When the 13-year-old's parents divorced, the ensuing custody battle was contentious, according to a grand jury indictment. Dylan may have seen court papers that said unsavory things about his dad. He'd confronted the man about "compromising" photos he'd discovered. On a previous visit, father and son had fought.

For months Dylan said "he was upset with Mark Redwine, that he did not want to visit and was uncomfortable with Mark Redwine," the indictment says.

Still, the teen got on the plane and was picked up by his dad. They stopped at Walmart and McDonald's, and ended the night at Redwine's house.

Then Dylan disappeared.

On Saturday, following years of speculation that he had killed his son, Mark Redwine was arrested and charged with second-degree murder and child abuse resulting in death. The arrest followed a grand jury indictment on the charges.

Redwine was arrested in Bellingham, Washington, and was being held in lieu of $1 million bail, according to the Associated Press. He could not immediately be reached for comment, and it was unclear if he had hired a lawyer.

Investigators have not said what led them to make an arrest after nearly five years.

Redwine previously denied any involvement in his son's death. He said Dylan went missing while walking to a friend's house six miles away. The claim was backed up by Redwine's mail carrier, according to New Mexcio CBS-affiliate KRQE. The woman said she saw two boys walking on the road.

But the indictment details evidence that suggested a violent death in Redwine's living room.

Dylan's blood was found on the couch, on the floor in front of the couch, on the corner of a coffee table, on the floor beneath a rug and on a love seat, the court document says. A cadaver-sniffing dog detected evidence of human remains near Redwine's washing machine, on the clothes he wore the last night Dylan was seen alive and in the bed of the man's pickup truck.

The next year, some of Dylan's remains were found on a road near an ATV trail that closes in the winter, the indictment says. Two years later, hikers on the same road found Dylan's skull. Investigators determined it had evidence of blunt force trauma and "two small marking consistent with too marks from a knife."

And relatives told investigators that they had suspicions.

According to the indictment, Dylan's half brother had relayed an odd conversation he had with Dylan's dad: "Mark Redwine had mentioned blunt force trauma several times and discussed how investigators would have to find the rest of the body, including the skull, before they could determine if this was the cause of death."

Redwine's other ex-wife, Betsy Horvath, was more explicit, the court document says. She "voiced concern that Mark Redwine may have hurt Dylan Redwine" and told investigators that her ex-husband told her if he ever had to get rid of a body, he'd leave it in the mountains near his house.

Most troubling, she said, were his threats about the custody battle, the indictment said. He told her he would "kill the kids before he let her have them."

Dylan's mom aired her concerns on national television. In 2013, a year after Dylan went missing, his parents went on Dr. Phil.

It was the first time they had talked outside of text messages in years and Elaine Hall confronted her former husband about their son's disappearance.
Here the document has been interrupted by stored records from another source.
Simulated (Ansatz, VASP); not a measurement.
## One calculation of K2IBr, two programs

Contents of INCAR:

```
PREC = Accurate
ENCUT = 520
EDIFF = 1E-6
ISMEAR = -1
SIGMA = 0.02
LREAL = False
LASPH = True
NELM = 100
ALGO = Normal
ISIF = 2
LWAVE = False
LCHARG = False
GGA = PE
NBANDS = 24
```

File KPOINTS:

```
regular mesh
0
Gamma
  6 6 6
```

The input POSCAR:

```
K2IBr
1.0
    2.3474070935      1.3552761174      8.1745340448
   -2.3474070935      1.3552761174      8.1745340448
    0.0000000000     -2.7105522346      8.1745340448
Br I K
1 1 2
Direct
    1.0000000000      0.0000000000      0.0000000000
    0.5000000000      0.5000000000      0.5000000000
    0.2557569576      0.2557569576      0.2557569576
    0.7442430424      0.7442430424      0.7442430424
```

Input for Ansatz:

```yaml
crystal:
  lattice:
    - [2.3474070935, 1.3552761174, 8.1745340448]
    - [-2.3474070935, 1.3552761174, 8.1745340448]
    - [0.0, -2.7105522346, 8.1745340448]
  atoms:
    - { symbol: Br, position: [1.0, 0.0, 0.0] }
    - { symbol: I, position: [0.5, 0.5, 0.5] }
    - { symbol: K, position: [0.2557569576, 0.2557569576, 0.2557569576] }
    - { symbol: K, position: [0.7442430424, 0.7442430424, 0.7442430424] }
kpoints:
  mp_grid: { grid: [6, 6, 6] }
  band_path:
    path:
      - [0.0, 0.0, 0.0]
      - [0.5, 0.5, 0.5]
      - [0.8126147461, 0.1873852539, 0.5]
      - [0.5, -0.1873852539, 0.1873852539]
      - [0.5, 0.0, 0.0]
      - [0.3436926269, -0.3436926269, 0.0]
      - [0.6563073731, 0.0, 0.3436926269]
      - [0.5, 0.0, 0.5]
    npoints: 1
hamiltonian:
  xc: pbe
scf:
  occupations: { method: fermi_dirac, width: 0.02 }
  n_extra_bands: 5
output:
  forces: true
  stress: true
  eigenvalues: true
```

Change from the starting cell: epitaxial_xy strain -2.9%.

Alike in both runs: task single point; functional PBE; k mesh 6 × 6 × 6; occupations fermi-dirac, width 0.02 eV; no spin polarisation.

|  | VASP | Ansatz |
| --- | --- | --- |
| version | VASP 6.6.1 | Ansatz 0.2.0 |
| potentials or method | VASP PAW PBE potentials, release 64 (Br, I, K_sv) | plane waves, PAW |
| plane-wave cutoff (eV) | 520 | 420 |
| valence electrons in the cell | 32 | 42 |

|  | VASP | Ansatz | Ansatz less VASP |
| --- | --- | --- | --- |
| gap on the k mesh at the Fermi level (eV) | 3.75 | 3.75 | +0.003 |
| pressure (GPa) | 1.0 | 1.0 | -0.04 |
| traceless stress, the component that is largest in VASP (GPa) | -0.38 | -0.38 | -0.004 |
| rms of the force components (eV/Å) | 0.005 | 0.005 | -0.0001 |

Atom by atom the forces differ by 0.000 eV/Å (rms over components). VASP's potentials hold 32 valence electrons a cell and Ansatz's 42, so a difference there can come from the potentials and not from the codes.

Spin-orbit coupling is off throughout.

"I really have a concern that you hurt him, and his bones are out there just laying, and you don't even care," Hall said. "Did you hurt him?

"No, Elaine, I wouldn't hurt him," Redwine responded. "What kind of mother are you to even think that I was capable of doing something like that."

"When you're mad at somebody, your main focus is to get even or get back at them and hurt them," she responded. "That's how your mind works."